The Commons is dead at the moment: with little legislation to debate and no mandatory votes left, many MPs have drifted away to their constituencies (or further afield) for Christmas. But the Lords has plenty to do, and peers are making their presence felt.
Last week, ministers were given a bloody nose when peers voted to nullify plans to cut housing benefit by up to 25 per cent for people who live in council houses with spare rooms. The department for work and pensions says the policy is designed to free up housing stock. A spokesman says:
It’s not fair that people to continue to live in homes that are too large for their needs when in England alone there are around five million people on the social housing waiting list and over a quarter of a million tenants are living in overcrowded conditions.
But peers disagreed, with many arguing that tenants wouldn’t be able to move because there weren’t enough affordable smaller homes available to rent. Lord Best, the Liberal Democrat peer, said during the debate:
There will be absolutely no place in my view for them to go.

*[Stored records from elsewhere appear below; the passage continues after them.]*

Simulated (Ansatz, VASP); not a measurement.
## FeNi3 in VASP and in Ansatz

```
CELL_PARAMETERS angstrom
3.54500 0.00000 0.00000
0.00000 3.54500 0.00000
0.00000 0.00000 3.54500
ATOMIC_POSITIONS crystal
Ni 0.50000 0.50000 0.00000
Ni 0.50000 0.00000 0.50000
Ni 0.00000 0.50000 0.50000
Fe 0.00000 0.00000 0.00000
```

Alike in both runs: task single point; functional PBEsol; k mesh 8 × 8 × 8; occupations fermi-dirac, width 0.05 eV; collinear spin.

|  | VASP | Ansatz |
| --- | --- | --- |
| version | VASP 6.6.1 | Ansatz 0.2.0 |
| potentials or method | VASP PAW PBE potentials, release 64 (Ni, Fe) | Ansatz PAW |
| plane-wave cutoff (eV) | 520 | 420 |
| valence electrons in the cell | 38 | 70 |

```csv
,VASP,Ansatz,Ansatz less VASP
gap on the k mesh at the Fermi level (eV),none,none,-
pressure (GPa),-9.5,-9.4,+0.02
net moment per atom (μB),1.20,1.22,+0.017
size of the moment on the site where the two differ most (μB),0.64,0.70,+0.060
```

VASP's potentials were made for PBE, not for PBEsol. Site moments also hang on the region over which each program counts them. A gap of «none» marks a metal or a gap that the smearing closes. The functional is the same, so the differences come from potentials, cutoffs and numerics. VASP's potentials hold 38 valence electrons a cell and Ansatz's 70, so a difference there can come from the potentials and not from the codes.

The National Housing Federation, which represents housing associations across the country, agrees. It estimates 180,000 social tenants in England are ‘under-occupying’ two-bedroom homes – the problem is only 68,000 one-bedroom social homes came onto the rental market in the 2009/2010 financial year.
What’s more, even the government admits not everybody is going to move. The Treasury has estimated the policy will save £500m in reduced benefit payments, which begs the question whether ministers are pursuing the policy to free up housing stock as claimed, or more to save money. The House of Lords has given its verdict in the clearest terms.